For this exercise I have to generate 15-20 research questions (for now only 7), evaluate them, reflect on the audience and hypothesise where my research may take me.

RESEARCH QUESTIONS:

– Can DYI play a determinant role for waste management issue?
– How can the maker movement have an impact on the products we usually adoperate arriving to act on large scale markets?
– Can be created an international language through gestures and other interaction practises?
– How human gestures will evolve with the advent of always new interfaces?
– How human behaviours change when they are under a challenge and when they are not? Would they do in a challenging situation things that they wouldn’t do otherwise?
– Can smart objects really educate people and improve their behaviours?
– Things do jobs. Are smart objects “stealing” human jobs or are they just changing human job roles?
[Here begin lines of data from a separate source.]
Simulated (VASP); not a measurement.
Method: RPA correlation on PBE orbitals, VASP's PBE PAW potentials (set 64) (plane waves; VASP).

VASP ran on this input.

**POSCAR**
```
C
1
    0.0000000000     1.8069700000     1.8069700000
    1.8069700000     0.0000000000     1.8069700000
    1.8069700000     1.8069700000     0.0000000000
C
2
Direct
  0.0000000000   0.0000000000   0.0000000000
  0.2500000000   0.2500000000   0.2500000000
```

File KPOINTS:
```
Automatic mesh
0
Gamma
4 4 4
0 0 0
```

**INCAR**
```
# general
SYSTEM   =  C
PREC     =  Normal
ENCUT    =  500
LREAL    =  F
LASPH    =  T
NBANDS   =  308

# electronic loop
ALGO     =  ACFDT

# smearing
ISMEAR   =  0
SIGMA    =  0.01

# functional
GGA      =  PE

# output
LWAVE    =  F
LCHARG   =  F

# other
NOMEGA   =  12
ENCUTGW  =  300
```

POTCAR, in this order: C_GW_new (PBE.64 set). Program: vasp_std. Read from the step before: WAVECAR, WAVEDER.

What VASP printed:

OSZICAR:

The research questions I’m posing are intended for a large audience, I reckon that some of them, such as the first two, might be understood only by a specific academic audience aware of niche movements such as DYI and the Maker movement. However, the rest of the questions regard general topics, which even if strictly related with interaction design can be understood and reflected by anyone.
Regarding the complexity, I believe that all the question are pretty simple and straightforward, easy to understand, but not that easy to answer.

The research will follow different paths depending on the question. From cognitive psychology, to ethnography, behavioural patterns and so on.